Bug 1654722

Summary:	[OpenStack] [RFE] migration/postcopy: Handle network failures
Product:	Red Hat OpenStack	Reporter:	Jaroslav Suchanek <jsuchane>
Component:	openstack-nova	Assignee:	OSP DFG:Compute <osp-dfg-compute>
Status:	CLOSED WONTFIX	QA Contact:	OSP DFG:Compute <osp-dfg-compute>
Severity:	medium	Docs Contact:
Priority:	medium
Version:	unspecified	CC:	chayang, dasmith, dgilbert, dyuan, egallen, eglynn, fjin, jdenemar, jhakimra, juzhang, kchamart, lyarwood, mbooth, peterx, qzhang, sbauza, sgordon, virt-maint, vromanso, xianwang, xuzhang, yalzhang
Target Milestone:	---	Keywords:	FutureFeature, Triaged
Target Release:	---
Hardware:	Unspecified
OS:	Unspecified
Whiteboard:
Fixed In Version:		Doc Type:	If docs needed, set a value
Doc Text:		Story Points:	---
Clone Of:	1475431	Environment:
Last Closed:	2020-09-29 09:41:58 UTC	Type:	Bug
Regression:	---	Mount Type:	---
Documentation:	---	CRM:
Verified Versions:		Category:	---
oVirt Team:	---	RHEL 7.3 requirements from Atomic Host:
Cloudforms Team:	---	Target Upstream Version:
Embargoed:
Bug Depends On:	1475305, 1475431
Bug Blocks:

Description Jaroslav Suchanek 2018-11-29 14:17:34 UTC

+++ This bug was initially created as a clone of Bug #1475431 +++

+++ This bug was initially created as a clone of Bug #1475305 +++

Description of problem:
A failure of the migration network during the postcopy phase of migration is fatal; we can't restart the source since the current state is spread between the two hosts.  We want to be able to reconnect the migration stream and complete the migration after someone has fixed the network

Version-Release number of selected component (if applicable):


How reproducible:


Steps to Reproduce:
1. Start a migration
2. switch to postcopy mode
3. take an axe to the network cable
4. wait for TCP timeout
5. Replace network cable

Actual results:
Migration fails after the TCP timeout, the destination VM fails, and can't be restarted.

Expected results:
Some way to recover.

Additional info:

--- Additional comment from Jiri Denemark on 2018-05-30 00:05:59 CEST ---

This is now implemented in QEMU by a series of commits ending with

commit d37297dc66202c33f9cafbc48ccae629e7d6dc31
Refs: v2.12.0-571-gd37297dc66
Author:     Peter Xu <peterx>
AuthorDate: Wed May 2 18:47:40 2018 +0800
Commit:     Juan Quintela <quintela>
CommitDate: Tue May 15 22:13:08 2018 +0200

    migration/hmp: add migrate_pause command

    Wrapper for QMP command "migrate-pause".

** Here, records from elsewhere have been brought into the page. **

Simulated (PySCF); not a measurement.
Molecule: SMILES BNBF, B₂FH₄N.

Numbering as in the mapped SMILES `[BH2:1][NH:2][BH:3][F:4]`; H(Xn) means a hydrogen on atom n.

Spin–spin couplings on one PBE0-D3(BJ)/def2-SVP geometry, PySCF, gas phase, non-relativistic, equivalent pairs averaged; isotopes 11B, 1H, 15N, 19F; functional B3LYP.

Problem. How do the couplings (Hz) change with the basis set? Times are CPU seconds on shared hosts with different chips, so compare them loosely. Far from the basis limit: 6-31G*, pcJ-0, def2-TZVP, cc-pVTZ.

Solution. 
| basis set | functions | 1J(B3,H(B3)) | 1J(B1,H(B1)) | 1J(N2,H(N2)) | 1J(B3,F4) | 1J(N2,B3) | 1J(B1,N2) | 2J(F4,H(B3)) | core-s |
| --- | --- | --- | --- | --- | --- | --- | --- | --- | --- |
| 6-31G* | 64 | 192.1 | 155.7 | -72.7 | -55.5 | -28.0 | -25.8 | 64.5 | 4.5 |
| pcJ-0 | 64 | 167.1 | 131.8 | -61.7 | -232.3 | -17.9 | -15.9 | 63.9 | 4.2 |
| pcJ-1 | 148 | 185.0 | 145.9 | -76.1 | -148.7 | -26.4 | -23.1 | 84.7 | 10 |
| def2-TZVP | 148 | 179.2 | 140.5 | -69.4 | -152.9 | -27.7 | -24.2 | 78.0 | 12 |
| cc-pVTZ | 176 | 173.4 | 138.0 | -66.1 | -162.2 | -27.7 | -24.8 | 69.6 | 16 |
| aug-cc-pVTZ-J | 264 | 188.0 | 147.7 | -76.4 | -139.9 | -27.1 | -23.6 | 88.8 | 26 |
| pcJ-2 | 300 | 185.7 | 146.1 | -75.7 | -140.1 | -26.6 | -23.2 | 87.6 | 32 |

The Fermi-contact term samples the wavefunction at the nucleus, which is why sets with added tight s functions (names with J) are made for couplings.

    Reviewed-by: Dr. David Alan Gilbert <dgilbert>
    Signed-off-by: Peter Xu <peterx>
    Message-Id: <20180502104740.12123-25-peterx>
    Signed-off-by: Juan Quintela <quintela>

Comment 1 Kashyap Chamarthy 2018-11-30 13:52:31 UTC

The fundamental use case here is to recover gracefully from "network 
failures" during post-copy migration (which Nova today supports
`live_migration_permit_post_copy=true`).

As of now, Nova doesn't have any action item until libvirt comes up with  
an API design (and code) to support postcopy recovery.  Then Nova can
work out how to wire things up.

For this RFE bug itself, there's a few pending items in QEMU and
libvirt:

  (a) QEMU: Enable the out-of-band (OOB) execution of monitor commands
      by default:
      http://lists.gnu.org/archive/html/qemu-devel/2018-10/msg06671.html
      -- monitor: remove "x-oob", turn oob on by default

  (b) libvirt: To create APIs that wire up QEMU's OOB execution feature
      and 'migrate-pause' QMP command:

      https://bugzilla.redhat.com/show_bug.cgi?id=1475431#c6 --
      "migration/postcopy: Handle network failures (libvirt)"

    * * *

Low-level QEMU context for those interested in such (thanks to Markus 
Armburster and Dave Gilbert for the discussion):

Problem: QEMU "monitor" (the API interface between QEMU and libvirt +
management tools) runs in its main loop.  And if QEMU's main loop hangs
for whatever reason, the monitor commands (these can be any of the 
various QMP / HMP commands) don't get executed until the main loop
un-hangs.  

One of the ways the main loop can hang is a monitor command taking a
long time to execute -- either because: (a) it does a lot of work 
(because it depends on a network connection or might access guest
memory); or (b) because it unexpectedly runs into a blocking system 
call.

The idea of OOB execution is to move the QEMU monitor's core 
functionality out of the main loop, and into an I/O thread.  QEMU
monitor commands still need to be dispatched to the main loop, because
command handlers may have hidden assumptions.  But now QEMU allows
special kind of commands that run right in the I/O thread, and may even
"overtake" normal commands -- these are the OOB commands (and the
restrictions on what their handlers can do are severe).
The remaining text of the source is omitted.